Curio’s approach was based on three key critical success factors:

  • A partnership with academics that encouraged them to embrace active learning principles over more traditional methods 
  • An ability to communicate complex and challenging subjects in an engaging and motivating way 
  • An iterative approach to the project ensured stakeholders’ voices and ambitions were reflected in the final product


First, Curio collaborated with Leeds’ academics to explore their ambitions for the program. Initial ambitions were for a typical “e-learning” course consisting of lengthy didactic videos interrupted by multiple-choice quizzes. Curio explained the benefits of active learning principles, in which learners engage in a variety of learning formats and apply their new knowledge to activities that enable the retention of learning. Having secured buy-in from stakeholders, we proceeded to produce a course in which learners actively explore the implications of the climate crisis for themselves, their community, and the planet.

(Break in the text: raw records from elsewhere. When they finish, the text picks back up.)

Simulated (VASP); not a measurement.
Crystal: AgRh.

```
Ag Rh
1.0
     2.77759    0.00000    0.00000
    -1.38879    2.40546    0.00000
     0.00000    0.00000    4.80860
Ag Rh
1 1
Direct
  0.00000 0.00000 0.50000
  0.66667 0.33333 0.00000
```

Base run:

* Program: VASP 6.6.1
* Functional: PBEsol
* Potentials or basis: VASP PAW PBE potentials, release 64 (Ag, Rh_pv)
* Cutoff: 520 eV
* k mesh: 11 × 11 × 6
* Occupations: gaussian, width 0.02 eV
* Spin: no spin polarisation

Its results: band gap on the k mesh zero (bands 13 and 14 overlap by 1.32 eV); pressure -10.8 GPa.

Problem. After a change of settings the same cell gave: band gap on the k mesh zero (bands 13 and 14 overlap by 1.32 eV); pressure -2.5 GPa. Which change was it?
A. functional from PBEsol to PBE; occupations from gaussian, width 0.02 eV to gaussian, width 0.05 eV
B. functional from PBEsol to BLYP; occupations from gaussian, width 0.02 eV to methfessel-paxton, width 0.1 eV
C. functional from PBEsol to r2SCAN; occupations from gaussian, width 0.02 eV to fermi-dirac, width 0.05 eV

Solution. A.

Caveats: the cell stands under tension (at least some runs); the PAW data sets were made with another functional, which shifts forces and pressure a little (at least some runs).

Figure 1: Learners engage in active learning that promotes deeper knowledge retention.

                               


The climate crisis is a complex, wicked problem with multiple causes and roots. Learning about the climate crisis and its impacts is challenging and confronting for learners. Climate anxiety is real. Curio collaborated with academic experts to design a course structure that scaffolds student’s learning. Students explore a sequence of modules that cover discrete topics but which signpost how the topics overlap and affect each other. The course has a section on climate anxiety upfront and ends with an action-oriented module on how learners can contribute to change.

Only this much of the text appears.